Jicarilla Apache


Jicarilla Apache, one of several loosely organized autonomous bands of the Eastern Apache, refers to the members of the Jicarilla Apache Nation currently living in New Mexico and speaking a Southern Athabaskan language. The term jicarilla comes from Mexican Spanish meaning "little basket", referring to the small sealed baskets they used as drinking vessels. To neighboring Apache bands like the Mescalero and Lipan they were known as Kinya-Inde.
The Jicarilla called themselves also Haisndayin translated as "people who came from below", because they believed themselves to be the sole descendants of the first people to emerge from the underworld, the abode of Ancestral Man and Ancestral Woman who produced the first people.

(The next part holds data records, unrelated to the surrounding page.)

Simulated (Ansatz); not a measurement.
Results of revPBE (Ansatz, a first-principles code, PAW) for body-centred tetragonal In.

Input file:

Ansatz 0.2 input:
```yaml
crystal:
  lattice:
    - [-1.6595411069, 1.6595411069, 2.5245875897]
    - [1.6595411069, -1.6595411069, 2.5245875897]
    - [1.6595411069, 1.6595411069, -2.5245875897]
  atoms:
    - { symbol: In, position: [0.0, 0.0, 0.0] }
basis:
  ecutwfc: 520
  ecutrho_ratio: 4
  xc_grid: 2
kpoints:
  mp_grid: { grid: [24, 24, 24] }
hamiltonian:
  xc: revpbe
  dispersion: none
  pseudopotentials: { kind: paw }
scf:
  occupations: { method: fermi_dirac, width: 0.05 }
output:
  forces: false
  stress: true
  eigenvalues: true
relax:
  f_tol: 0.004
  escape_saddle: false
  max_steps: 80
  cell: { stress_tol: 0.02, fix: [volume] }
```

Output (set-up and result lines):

The Jicarilla Apache lived in a semi-nomadic existence in the Sangre de Cristo Mountains and plains of southern Colorado, northern New Mexico and ranged into the Great Plains starting before 1525 CE. They lived a relatively peaceful life for years, traveling seasonally to traditional hunting, gathering and cultivation along river beds. The Jicarilla learned about farming and pottery from the Puebloan peoples and learned about survival on the plains from the Plains Indians and had a rich and varied diet and lifestyle.The Jicarilla's farming practices expanded to the point where they required considerable time and energy. As a result, the people became rather firmly settled and tended to engage in warfare less frequently than did other Eastern Apache groups. Starting in the 1700s Colonial New Spain, pressure from other Native American tribes, like the Comanches, and later westward expansion of the United States resulted in significant loss of property, expulsion from their sacred lands, and relocation to lands not suited for survival.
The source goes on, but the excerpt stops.